MCAS passage thrown out due to uncomfortable racial sentiments

Pictured above is an answer sheet, similar to the ones used on MCAS. The test has recently come under fire for presenting students with a racially insensitive essay prompt. "I didn’t think it was right to make students write from the perspective of a racist white woman," an anonymous student said.

Credit: Flickr user Anthony LoCurto

Pictured above is an answer sheet, similar to the ones used on MCAS. The test has recently come under fire for presenting students with a racially insensitive essay prompt. “I didn’t think it was right to make students write from the perspective of a racist white woman,” an anonymous student said.

Caitlin Newton and Joyce Wu

This past March, WHS sophomores took the MCAS (Massachusetts Comprehensive Assessment System). These students were greeted with an open response question that seemed a little out of place. The prompt in question required them to write in the voice of a racist white woman harboring fugitive slaves.

The passage used was taken from the novel “The Underground Railroad,” a historical fiction novel detailing the escape of a slave through the railroad. Paired with the passage was a prompt asking students to write the story from the perspective of Ethel, a white woman who is debating whether or not to allow fugitives in her home.
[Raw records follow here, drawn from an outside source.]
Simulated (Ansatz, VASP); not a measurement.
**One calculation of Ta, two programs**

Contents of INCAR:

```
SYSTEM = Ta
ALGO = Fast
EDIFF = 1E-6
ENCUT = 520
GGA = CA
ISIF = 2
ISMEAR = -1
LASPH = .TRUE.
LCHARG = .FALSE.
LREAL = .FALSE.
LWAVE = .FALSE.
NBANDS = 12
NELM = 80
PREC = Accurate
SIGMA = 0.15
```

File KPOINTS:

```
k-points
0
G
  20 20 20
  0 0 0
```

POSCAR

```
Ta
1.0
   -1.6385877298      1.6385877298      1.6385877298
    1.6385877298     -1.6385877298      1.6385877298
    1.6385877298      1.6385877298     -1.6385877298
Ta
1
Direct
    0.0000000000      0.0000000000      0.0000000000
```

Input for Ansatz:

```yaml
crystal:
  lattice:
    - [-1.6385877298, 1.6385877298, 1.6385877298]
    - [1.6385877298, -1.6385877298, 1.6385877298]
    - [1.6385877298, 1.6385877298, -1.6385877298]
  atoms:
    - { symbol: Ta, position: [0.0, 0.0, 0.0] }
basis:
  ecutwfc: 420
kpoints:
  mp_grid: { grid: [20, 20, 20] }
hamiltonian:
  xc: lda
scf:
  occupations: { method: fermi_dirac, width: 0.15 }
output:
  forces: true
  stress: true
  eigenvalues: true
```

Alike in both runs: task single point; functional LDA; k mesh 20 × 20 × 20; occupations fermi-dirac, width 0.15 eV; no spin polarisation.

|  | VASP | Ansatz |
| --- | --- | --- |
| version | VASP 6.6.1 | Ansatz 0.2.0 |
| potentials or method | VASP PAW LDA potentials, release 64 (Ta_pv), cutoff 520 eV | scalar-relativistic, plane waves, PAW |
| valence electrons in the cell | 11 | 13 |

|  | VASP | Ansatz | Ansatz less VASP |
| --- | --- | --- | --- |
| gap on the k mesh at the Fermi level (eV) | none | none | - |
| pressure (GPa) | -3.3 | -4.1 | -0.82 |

“I don’t think the passage itself was offensive because it was taken from a book in which the passage made sense in context, [but] I didn’t think it was right to make students write from the perspective of a racist white woman,” an anonymous student said.

For some students, the prompt stirred up uncomfortable feelings. One anonymous proctor recognizes the impact it may have had on these students’ testing experience.

“[Reading] that [prompt] must have been really upsetting and disrupting to their testing experience, and the rest of their day students had to go through with that,” an anonymous proctor said. “They’re not supposed to talk about the test questions, but of course, they felt like they had to, and I’m glad they did.”

Students aren’t allowed to discuss the content on the test with any peer or teacher, for they are at risk of having their test scores revoked. However, some students felt like they had to discuss the essay prompt they were given.

“I think it was challenging because I had to write from a perspective that was different from mine and not how I would normally view the situation,” the first anonymous student said.

The passage has since been removed and is no longer being graded. On the day of makeup MCAS, principals received a memo from the state commissioner about the question in session two that students were to skip. Proctors had to instruct them to skip that particular essay question, but they were unaware of any details or why they had to inform students of such.

“What kind of idiot would have students imagine the rationalizations of a racist coward who shrinks from moral responsibility?” author Colson Whitehead wrote to the Boston Globe. “There are plenty of heroes in the book — black and white — who stand up and do the right thing in the face of terrible consequences; certainly they are more worthy of investigation. Inhabiting characters like Ethel caused me great emotional distress.”

Despite the controversial essay question, some students do not seem to think the passage and question were problematic enough to be completely omitted.

“Initially, I thought it was a weird passage for us to read and a strange response to it, but I didn’t really think of it as being as big of a problem as it turned out to be,” a second anonymous student said.

Despite it being a paired controversial open response prompt, the passage given did not harbor the same reaction of the question. One student even named it as one of their favorite MCAS passages, as it brought light to the racial issues surrounding slavery.

“It caught me more off guard because, throughout all of my past MCAS tests, they haven’t thrown in a passage like that,” the first anonymous student said. “Just the topic itself, I was [kind of] happy that it was in there because everybody has to read it, and it kind of gives people a certain idea or background of people or characters who were in that situation. It was honestly one of my favorite passages.”

According to one test proctor, tests administered to students on large scales should represent and be considerate of students of all cultural and ethnic backgrounds.

“Hopefully, it will sort of reinvigorate attention we need to pay when it comes to when we are going to create a standardized test,” the anonymous proctor said. “It needs to be accessible to everybody, and it needs to be fair socially and culturally. It needs to be unbiased and it needs to be fair and reflective of everybody’s experiences.”